Read 1 John 4:7-8
The love of God, a concept deeply rooted in religious teachings and scriptures, is a profound and unending force that has shaped the beliefs and actions of countless individuals throughout history. In 1 John 4:7-8, we are reminded of the imperative to love one another, a foundational principle that underscores the Christian faith. However, one might wonder, why did God, an all-powerful and self-sufficient being, choose to create in the first place?
The fundamental answer to this question lies in the nature of God. It is essential to understand that God does not create out of need or loneliness; He is complete in Himself. The name “I AM” (Exodus 3:13-14) signifies the self-sufficiency of God, and even without any creations, He remains God. Therefore, the motivation for God’s act of creation is not rooted in necessity but rather in His inherent attribute of love.
Love is the ultimate reason behind God’s decision to create. Love, by its nature, seeks to be given, to be shared, and to manifest itself in the world. In 1 Corinthians 13, love is described as charity, emphasizing that love cannot be called such if it is not given. To give love, there must be recipients who can receive it, and this is why God creates. It is through this act of creation that love can manifest in all its glory.
However, love cannot truly manifest if the recipients of that love lack the capacity to feel it. Imagine attempting to express love to an inanimate object, like a stone; it would go unnoticed and unappreciated. Therefore, God’s ultimate creations are beings made in His image and likeness – angels and humans. These creations possess the profound ability to both feel and reflect love, making them the perfect recipients of God’s boundless affection.
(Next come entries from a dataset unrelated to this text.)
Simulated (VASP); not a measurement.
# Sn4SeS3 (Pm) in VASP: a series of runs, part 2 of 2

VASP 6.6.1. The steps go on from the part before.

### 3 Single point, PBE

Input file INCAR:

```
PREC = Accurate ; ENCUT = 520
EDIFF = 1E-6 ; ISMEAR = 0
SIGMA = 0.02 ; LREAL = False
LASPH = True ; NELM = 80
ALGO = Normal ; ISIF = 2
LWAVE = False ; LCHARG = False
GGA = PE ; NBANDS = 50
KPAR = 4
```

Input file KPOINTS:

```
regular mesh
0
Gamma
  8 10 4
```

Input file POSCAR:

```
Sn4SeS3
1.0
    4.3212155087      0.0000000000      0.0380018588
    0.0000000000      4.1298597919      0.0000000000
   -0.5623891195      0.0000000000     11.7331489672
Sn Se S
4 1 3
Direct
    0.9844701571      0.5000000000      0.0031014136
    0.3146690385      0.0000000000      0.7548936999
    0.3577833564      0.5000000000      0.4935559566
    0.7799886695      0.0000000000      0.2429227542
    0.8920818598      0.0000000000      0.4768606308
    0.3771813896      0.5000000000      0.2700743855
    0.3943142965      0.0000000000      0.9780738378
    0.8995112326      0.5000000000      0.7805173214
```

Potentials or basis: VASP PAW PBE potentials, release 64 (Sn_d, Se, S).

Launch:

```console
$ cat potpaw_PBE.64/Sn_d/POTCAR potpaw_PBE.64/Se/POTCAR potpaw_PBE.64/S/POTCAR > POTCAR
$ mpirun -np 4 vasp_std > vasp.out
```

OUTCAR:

Another crucial aspect of love’s manifestation is freewill. Freewill is the ability to choose freely, to decide between love and indifference. Love cannot be genuine if it is imposed upon creations like robotic commands. It is only through freewill that love can truly manifest and be reciprocated.
Yet, freewill has a significant drawback – creations can also choose not to love. So, God faced a choice: to bestow freewill and risk the possibility of His creations rejecting His love or to withhold freewill, thus limiting their capacity to love. God chose the former, fully aware that love, in its truest form, conquers all, even the possibility of rejection.
The story of Lucifer, the anointed cherub, serves as a prime example of this choice. He possessed the greatest ability to manifest God’s love but chose rebellion instead, and evil was found in him. This decision, along with the rebellion of other angels (Jude 1:6, John 8:44), underscores the weight of freewill and its inherent risks.
So, why is this narrative of God’s love and the consequences of freewill essential for us today?
- God’s love is sovereign: It is given freely, even if it might be rejected. Rejections, in fact, prove the authenticity of God’s love. It is in these moments of rejection that we can witness the undeniable existence of His love. In our own lives, we may face situations beyond our control, but love should not be dependent on circumstances; it should be about the giver. Even in challenging situations, we can find solace in God’s unwavering love.
- Pre-emptively eliminating Lucifer would make God’s love conditional: Love, in its purest form, is given without expecting anything in return. It is an act of charity, not an exchange. God’s love is unconditional, extending even to those who may not accept it. This principle is reflected in Ephesians – God quickens us even when we are spiritually dead.
1 John 4:7 emphasizes that everyone who loves is born of God, signifying that those who are not born again may not fully comprehend or exhibit this kind of love. And 1 John 4:8 reminds us that loving God is directly proportional to knowing Him, reinforcing that the love of God is founded on truth.
In our own lives, we can draw parallels to the love of God when we consider the purpose of marriage, which is often referred to as the fruit of love. As parents, our children are the tangible manifestation of our love. Just as God’s love gives unconditionally, the love we have for our children should reflect this same boundless affection.
IN CONCLUSION, the love of God is a profound and divine force that transcends human understanding. It is the driving force behind the creation of the universe, and it continues to shape our lives and beliefs today. God’s love is not conditional, and it can endure even in the face of rejection. Freewill, with all its risks, is the means by which true love can manifest. It is a reminder that love, in its purest form, is not about expectation but about giving, and it is founded on truth.